Coming from an Elite Series pro of Christie’s experience, these seem like routine, secondary considerations, but for others, these two factors — water temperature and water clarity — should be foremost in their minds this time of year, especially if they’re not planning to sight fish. Water temperature, of course, has long been a primary consideration in that when the water reaches a certain temperature, it triggers bass movement into the shallows, but temperature and clarity together can determine where and how deep the fish build their nests.
“The first group of bass that come in tend to spawn shallower,” emphasizes Christie, “because the warmest water will only be in the first foot or so of the water column. We’re talking 58 to 60 degrees, or cooler, depending on the area of the country you’re fishing. If the winter has been really cold, bass may start spawning sooner, in 52- or 54-degree water. I’ve experienced that many times.

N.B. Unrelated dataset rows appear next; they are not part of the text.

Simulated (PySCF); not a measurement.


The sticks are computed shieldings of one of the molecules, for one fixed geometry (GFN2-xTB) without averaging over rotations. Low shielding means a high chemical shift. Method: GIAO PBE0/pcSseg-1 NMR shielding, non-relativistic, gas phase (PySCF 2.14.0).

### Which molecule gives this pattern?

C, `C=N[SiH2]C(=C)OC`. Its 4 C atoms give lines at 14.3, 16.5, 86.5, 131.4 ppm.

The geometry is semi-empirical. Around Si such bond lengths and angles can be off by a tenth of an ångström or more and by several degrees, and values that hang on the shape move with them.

“This is when I’m using that 1/2-ounce Booyah spinnerbait, moving down the shoreline and casting well ahead of the boat. With a spinnerbait, I can cover a lot of water and work different depths. I’m concentrating on flat, protected coves where the fish are actually spawning but I can’t see them. If I know those bass are getting a lot of fishing pressure, I’ll usually start flipping that Christie Critter to any available cover I can find. This is a creature bait I designed to imitate a small lizard that I can move very slowly and stop right beside a rock or stump.”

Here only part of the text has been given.